Published: March 28, 2024 By


A college degree provides substantial benefits, including lower unemployment, higher wages, and increased social mobility. However, as the price of a degree has risen, families increasingly use debt to finance a college education, with parents shouldering a larger share of the burden. For example, originations of federal “Parent PLUS” loans rose from $2.2 billion in 1991-1992 to $15.2 billion in 2017-2018 (Ma and Pender 2023). Parent PLUS loans are just one of many ways in which a child’s college decisions affect parents, leading to articles that declare parents as the “Hidden Causalities of the Student Debt Crisis” (Granville 2022). 

Motivated by these trends, Dr. Gurantz has begun to engage in a number of projects that look at how attending college affects family finances. Surprisingly there is very little research on this topic, in large part as there is rarely the ability to observe parent-student linked data at any reasonable scale. As a result, prior studies typically focus on how attending college impacts just the finances of the individual student (e.g., Scott-Clayton & Zafar, 2019), which paints an incomplete picture of how the costs of higher education are affecting society. 

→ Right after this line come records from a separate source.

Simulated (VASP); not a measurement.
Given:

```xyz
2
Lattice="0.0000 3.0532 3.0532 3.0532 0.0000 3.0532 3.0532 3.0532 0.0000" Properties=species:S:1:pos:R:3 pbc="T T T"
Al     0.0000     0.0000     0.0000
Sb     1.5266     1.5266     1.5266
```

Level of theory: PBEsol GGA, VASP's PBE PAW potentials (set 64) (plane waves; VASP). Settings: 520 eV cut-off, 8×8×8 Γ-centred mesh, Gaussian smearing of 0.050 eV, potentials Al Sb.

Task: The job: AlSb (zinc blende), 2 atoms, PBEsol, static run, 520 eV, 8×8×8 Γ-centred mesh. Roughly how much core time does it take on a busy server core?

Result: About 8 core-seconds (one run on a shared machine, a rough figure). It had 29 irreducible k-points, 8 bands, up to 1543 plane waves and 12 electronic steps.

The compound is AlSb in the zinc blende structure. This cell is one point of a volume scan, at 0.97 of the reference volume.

With funding from the Spencer Foundation and Arnold Ventures, we have begun to answer these questions, with a research team that includes Palaash Bhargava and Dr. Sandra Black from Columbia University, Dr. Jeffrey Denning from Notre Dame, and Dr. Robert Fairlie from UCLA. These results rely on a newly-available, confidential, restricted-access administrative dataset that captures the universe of Free Application for Federal Student Aid (FAFSA) filers in California, which is then linked at the individual-level to detailed credit data records from a large credit bureau. These FAFSA data have an innovative feature: for students who are still dependents – which is most 18 and 19 year olds but can continue as long as students are not yet 26 – we can link applicants to their parents and consider how the child’s college experience affects their parent’s financial health. Although credit data do not capture many important outcomes, we can observe debt balances and default rates on a variety of loan types, such as educational loans, credit cards, and other forms of credit. 
Impacts of state grant aid on financial health

The first project using these data focuses on how families react to changes in the price of college as a result of receiving state aid; we anticipate releasing this working paper in 2024. In our data we can observe families who just met the criteria to become eligible for state aid receipt and compare to them to essentially identical families who are just ineligible for state aid. As a result, these luckier families receive about $17,500 in additional aid over the following six years, which induces their children to be slightly more likely to enroll in a broad access, four-year California State University instead of a two-year community college. Even though state grant aid induces a small increase in more expensive, four-year college enrollment, we find that parents reduce the educational loan balances they take out on behalf of their students by about 10%. We also find reductions in HELOC balances (Home Equity Lines of Credit). These reductions vary by household wealth, with families that have mortgages showing larger reductions in HELOCs, whereas families who do not own a home having larger reductions in educational loan balances. Grant aid also reduces the chance that parents are delinquent on their debt but only for parents with a prior history of delinquency, with no effect on parents without prior delinquencies.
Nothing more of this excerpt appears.